GitHub is raising the bar for bug bounty submissions to combat low-quality AI noise. This matters to engineers as it clarifies the shared responsibility model for platform security and sets a standard for validating AI-assisted security research and vulnerability reporting.
The security research community is one of GitHub’s greatest assets. Every year, researchers from around the world help us find and fix vulnerabilities, making the platform safer for over 180 million developers. Our bug bounty program exists because we believe that collaboration with external researchers is one of the most effective ways to improve security, and we remain deeply committed to it.
But like every bug bounty program, we’re adapting to a changing landscape. We want to share what we’re seeing, what we’re doing about it, and how we think about the security boundaries of a platform like GitHub.
Over the past year, submission volume across the industry has grown significantly. New tools, including AI, have lowered the barrier to entry for security research, which in many ways is a positive development. More people exploring attack surfaces means more opportunities to find real issues.
However, alongside the growth in legitimate reports, we’ve seen a sharp increase in submissions that don’t demonstrate real security impact. These include reports without a proof of concept, theoretical attack scenarios that don’t hold up under scrutiny, and findings that are already covered by our published ineligible list. This isn’t unique to GitHub. Programs across the industry are grappling with the same challenge, and some have shut down entirely.
We don’t want to go that direction. Instead, we want to invest in making our program better.
We’re raising the bar on what we consider a complete submission. Going forward, reports will be evaluated more strictly against these criteria:
We want to be explicit about this: we have no problem with researchers using AI tools. AI is a force multiplier, and we expect it to play an increasing role in security research. We use AI across our own internal security programs, and we’re seeing the best external researchers do the same. We welcome it.
What we need is the same standard we’ve always expected: validation. An AI-assisted finding that’s been verified, reproduced, and submitted with a working proof of concept is a great submission. An unvalidated output submitted as-is without reproduction or demonstrated impact is not. This isn’t a new standard. It’s the same standard we apply to scanner output, static analysis, or any other tool. The human researcher is accountable for the accuracy of the submission.
We’d also ask researchers to keep reports concise and structured. A strong report has three things: a short summary of the issue, clear steps to reproduce with supporting evidence (screenshots, HTTP requests, terminal output), and an impact statement explaining what an attacker can actually achieve. That’s it. Verbose reports such as multi-page theoretical narratives, restated background context, or AI-generated filler slow down triage because the actual finding gets buried. The clearer and more direct your report, the faster we can act on it.
The tools don’t matter. The quality of the work does.
One pattern we see frequently deserves its own discussion. Many reports describe scenarios where a user interacts with attacker-controlled content (a malicious repository, a crafted issue, untrusted code) and experiences an undesirable outcome. These reports are often well-written and technically accurate in their observations, but they misunderstand where the security boundary lies.

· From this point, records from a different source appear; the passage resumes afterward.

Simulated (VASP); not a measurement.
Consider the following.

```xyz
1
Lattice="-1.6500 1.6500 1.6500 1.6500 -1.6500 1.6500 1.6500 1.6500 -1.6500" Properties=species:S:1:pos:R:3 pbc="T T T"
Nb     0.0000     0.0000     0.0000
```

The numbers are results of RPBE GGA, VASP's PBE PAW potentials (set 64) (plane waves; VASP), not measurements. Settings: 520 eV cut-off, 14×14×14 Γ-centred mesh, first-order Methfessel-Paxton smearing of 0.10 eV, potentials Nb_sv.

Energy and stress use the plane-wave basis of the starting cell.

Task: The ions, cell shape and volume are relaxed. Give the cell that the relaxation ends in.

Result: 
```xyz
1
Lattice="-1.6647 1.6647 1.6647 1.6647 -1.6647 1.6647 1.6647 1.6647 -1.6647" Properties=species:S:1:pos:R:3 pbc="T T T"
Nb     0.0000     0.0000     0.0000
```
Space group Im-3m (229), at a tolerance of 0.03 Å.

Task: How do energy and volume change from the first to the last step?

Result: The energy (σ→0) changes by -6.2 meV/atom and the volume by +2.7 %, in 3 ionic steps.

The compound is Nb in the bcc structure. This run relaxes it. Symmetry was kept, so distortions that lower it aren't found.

We invest heavily in systems and teams dedicated to detecting and handling malicious content across the platform, from automated scanning to manual review. That said, GitHub operates on a shared responsibility model. Users are responsible for:
When an “attack” requires the victim to actively seek out and engage with attacker-controlled content (cloning a malicious repo, asking an AI tool to analyze untrusted code, opening a crafted file), the security boundary is the user’s decision to trust that content. These scenarios generally don’t represent a bypass of GitHub’s security controls.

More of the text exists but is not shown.